For David Greenberg, a Rutgers University history and journalism professor, some of Trump’s tweets were newsworthy. Others he dismissed as “just noise.”

“It would have been better had journalists and politicians ignored Trump more often over the last four years,” he said. “Biden has nothing to gain by getting into it with Trump.”

Several high-ranking Republicans, such as Senate Majority Leader Mitch McConnell, have suggested they’ll consider Biden the next president after the Electoral College gathers on Dec. 14. Yet to Greenberg, the electors meeting is merely a formality since most states have already certified their tallies.

“I think pretty much everyone realizes this, including Trump. Pandering to Trump’s frustration at having lost has no purpose,” he said.

During the campaign, Biden and his team, specifically those in the rapid response unit, weren’t as concerned about appearing above the fray. Rather, they pounced on almost every perceived Trump misstep.

Biden, for instance, wasn’t worried about calling Trump “racist.” He did, though, regret describing the president as a “clown” during their first, barely comprehensible debate. He later told NBC that he should’ve used the word “clownish” instead.

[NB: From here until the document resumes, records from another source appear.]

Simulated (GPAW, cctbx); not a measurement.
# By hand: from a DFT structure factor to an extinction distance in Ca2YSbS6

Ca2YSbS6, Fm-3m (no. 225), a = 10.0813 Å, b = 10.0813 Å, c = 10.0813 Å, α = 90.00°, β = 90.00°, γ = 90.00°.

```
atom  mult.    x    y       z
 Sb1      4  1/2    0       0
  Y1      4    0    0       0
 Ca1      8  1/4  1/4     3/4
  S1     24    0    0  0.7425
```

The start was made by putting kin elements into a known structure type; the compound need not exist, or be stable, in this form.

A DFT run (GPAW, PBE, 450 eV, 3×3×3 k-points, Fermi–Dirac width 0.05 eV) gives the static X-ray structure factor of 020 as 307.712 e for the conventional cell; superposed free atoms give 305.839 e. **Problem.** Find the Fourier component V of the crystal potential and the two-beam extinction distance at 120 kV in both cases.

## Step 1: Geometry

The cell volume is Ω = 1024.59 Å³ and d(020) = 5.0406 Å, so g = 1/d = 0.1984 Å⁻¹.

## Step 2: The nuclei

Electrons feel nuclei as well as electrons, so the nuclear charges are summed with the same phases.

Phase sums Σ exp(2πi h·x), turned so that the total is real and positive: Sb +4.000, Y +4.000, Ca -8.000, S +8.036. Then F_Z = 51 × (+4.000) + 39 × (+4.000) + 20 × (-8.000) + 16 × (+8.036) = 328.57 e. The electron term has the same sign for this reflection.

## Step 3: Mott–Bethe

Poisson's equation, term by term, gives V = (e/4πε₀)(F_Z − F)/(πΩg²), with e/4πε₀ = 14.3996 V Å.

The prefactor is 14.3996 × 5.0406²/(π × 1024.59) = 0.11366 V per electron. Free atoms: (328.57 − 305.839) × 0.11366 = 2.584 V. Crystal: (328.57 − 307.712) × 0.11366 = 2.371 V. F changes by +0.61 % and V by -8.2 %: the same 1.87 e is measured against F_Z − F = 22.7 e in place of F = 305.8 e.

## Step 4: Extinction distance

Biden’s aides have been less circumspect. In fact, former President Barack Obama’s chief political strategist David Axelrod criticized the campaign for regurgitating a statement they released over the summer after Trump hinted to Fox News that he wouldn’t accept the election results.

“As we said on July 19, the American people will decide this election. And the United States government is perfectly capable of escorting trespassers out of the White House,” Biden spokesman Andrew Bates told the Washington Examiner and other outlets after Nov. 3.

Axelrod, however, wasn’t sure he “would’ve gone there.”

“It may be that people are feeling uneasy about the situation because of what the president is saying, but, you know, I don’t think … they need to be that aggressive at this point,” he told CNN.

Since then, the campaign-turn-transition’s tone has changed, in part because Biden’s the likely next occupant of the White House and many of his staff have taken on different positions.

While his transition has circulated statements about administration clashes, such as the Supreme Court battle over the census, they’ve shied away from other confrontations, including Trump’s Thanksgiving pardon of his former national security adviser, Michael Flynn.

Republican strategist Duf Sundheim didn’t fault Biden on his approach to Trump since the president relishes conflict. Yet he cautioned Democrats that the GOP were energized after the election, poised to ruin their plans as a strong opposition party.

Sundheim said there were factions of the party who were “going to fight it to the end” for Trump, but many operatives were already looking toward the 2022 and 2024 cycles.

“They’re talking about controlling the Senate, they’re talking about taking back the House in 2022,” the California-based strategist added after unexpected Republican successes in his state.

The “honeymoon period” of Biden’s first few months in office would pressure test Democrats, even more so if he tries to appease the Left, according to Sundheim. Of Republicans, he said they were excited about the future with or without Trump, a sentiment not many may have shared early last month.

He continued, “The concern was if Trump went down with the whole right of center, what would be left? Would it splinter? Now they think they really have a message that can be a majority message in this country.”